100,000-Year-Old Paint Kits Unearthed in South Africa
A recent Archaeological discovery is changing the way people look at art or painting. Researchers have unearthed ancient painting kits in a South African cave, which was used 100,000 years ago in order to make, mix and also to stock up ochre.
As ochre is known to repel mosquitoes and other insects, early Homo sapiens could have possibly used the paint to decorate skin or clothing or to protect the skin, the researchers say.
Researchers suspect that a group of Homo sapiens in Blombos, South Africa, had 'painted' in a scenic cave by mixing iron-rich dirt with heated bone. The mixture was prepared in abalone shells for a resulting red paint.
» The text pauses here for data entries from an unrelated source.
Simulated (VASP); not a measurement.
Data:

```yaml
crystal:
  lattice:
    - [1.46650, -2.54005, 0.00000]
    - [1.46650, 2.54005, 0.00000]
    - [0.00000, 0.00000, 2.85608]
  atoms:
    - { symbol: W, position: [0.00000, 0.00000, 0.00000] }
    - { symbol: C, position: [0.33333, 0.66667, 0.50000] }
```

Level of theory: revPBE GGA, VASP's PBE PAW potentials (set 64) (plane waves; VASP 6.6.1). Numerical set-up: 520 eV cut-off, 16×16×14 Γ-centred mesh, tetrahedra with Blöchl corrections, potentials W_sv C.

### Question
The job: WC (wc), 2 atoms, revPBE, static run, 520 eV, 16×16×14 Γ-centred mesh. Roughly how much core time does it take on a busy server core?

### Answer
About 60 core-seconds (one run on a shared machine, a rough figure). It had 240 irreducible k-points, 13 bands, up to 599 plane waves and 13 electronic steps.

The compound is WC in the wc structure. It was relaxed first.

The steps involved in creating the ochre paint included breaking up the pigment into powder, heating the bone before crushing and adding it to the mix and putting the paint into the shells where it was gently stirred, according to a Sciencemag report.
There was also part of the forearm bone, possibly of a wolf or fox in one of the shells, which researchers believe might have been used to mix the paint or remove it out of the shell.
The ability to mix and store substances like ochre represented a critical point in the evolution of human thinking. The discovery revealed aspects of modern behavior, for instance, advance planning and an elementary knowledge of chemistry, said the researchers.
South Africa boasts several wonderfully diverse caves that range from enormous underground arenas and rock-strewn zigzag channels. There are also world heritage sites like the Sterkfontein, Cango Caves and Cradle of Humankind. These sites are abundant with fossils.
Earlier, it was thought that the known art, which dated as 77,000 years old, comes from the site of Blombos in South Africa, an area located some 300 kilometers east of Cape Town.
But now, Professor Christopher Henshilwood from the University of Bergen in Norway and University of the Witwatersrand in South Africa and his international team of colleagues have unearthed even older signs of ochre that were used at Blombos and other sites as old as 165,000 years.
To me, it's an important indicator of how technologically advanced people were 100,000 years ago, Henshilwood said. If this was a paint, it also indicates the likelihood that people were using substances in a symbolic way 100,000 years ago.
They must have had an elementary knowledge of chemistry. And they also had a recipe for this compound or this paint, he added.
The researchers found a cave that was littered with hammers and grindstones for making ochre powder. The findings also include two abalone shells that had once been used to store a red, ochre-rich mixture that was combined with bone and charcoal.
In the study, Henshilwood and his team said that the two ochre-processing toolkits were found only 16 centimeters apart in the same layer. The abalone shells consisted of chunks of ochre-stained quartzite rock that looked like it was used to grind the mixture. The findings of the study appeared in the Oct. 14 issue of the journal Science.
The findings at the Blombos Cave showed the cognitive skills of ancient humans in Africa before they left for Asia around 60,000 to 80,000 years ago, Henshilwood said.
Archaeologist Lyn Wadley of the University of the Witwatersrand, Johannesburg, in South Africa called the new discoveries astonishing and extraordinary. The shells are the proofs that early Homo sapiens could multitask and think in abstract terms about the qualities of the ingredients that they manipulated, Wadley said.